Q I would like if you could advise me on the costs involved in selling my home, particularly the costs up-front to estate agents. I know that during the boom years, there were glossy catalogues for even the most ordinary house, but I hope that this has changed. I would like to keep the up-front costs to a minimum as we are talking about a two-bedroom house.
A The amount of up-front costs associated with selling a property can vary. Some costs are unavoidable, for example legislation requires that there is a BER (building energy rating) certificate. This should cost no more than €150 and your agent will recommend an assessor. Most agents will charge up-front for listing the property on websites such as MyHome.ie and for a sign if you are having one put up. Brochures are an additional cost but most agents can provide much cheaper alternatives to high gloss card.
The most important thing is that all outlays are agreed in advance and detailed in the letter of confirmation of instructions. The agent must issue this letter and you must sign and return it before marketing commences. It is reasonable for the agent to ask for an advance to cover all or part of the agreed outlay as carrying the cost of outlay on numerous properties is a huge strain on cash flow.

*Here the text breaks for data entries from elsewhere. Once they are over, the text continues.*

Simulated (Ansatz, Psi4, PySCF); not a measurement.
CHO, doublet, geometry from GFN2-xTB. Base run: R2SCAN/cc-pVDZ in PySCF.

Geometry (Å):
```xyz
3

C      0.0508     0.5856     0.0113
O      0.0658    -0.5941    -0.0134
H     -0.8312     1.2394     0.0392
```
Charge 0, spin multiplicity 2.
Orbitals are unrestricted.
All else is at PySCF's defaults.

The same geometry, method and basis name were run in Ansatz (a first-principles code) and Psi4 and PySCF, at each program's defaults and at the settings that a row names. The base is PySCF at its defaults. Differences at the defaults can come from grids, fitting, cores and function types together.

Sometimes people lose sight of the important factors when choosing an agent. A difference of a couple of hundred euro in outlay or a fraction of a percentage in sales fee is generally much less than one bid on your property so choose the best agent; not the “cheapest” one. Selling your house is probably the largest transaction of your life so choose wisely and don’t focus too much on small cost differences.You should also ensure the agent is licensed by the Property Service Regulatory Authority and ideally a member of a professional body.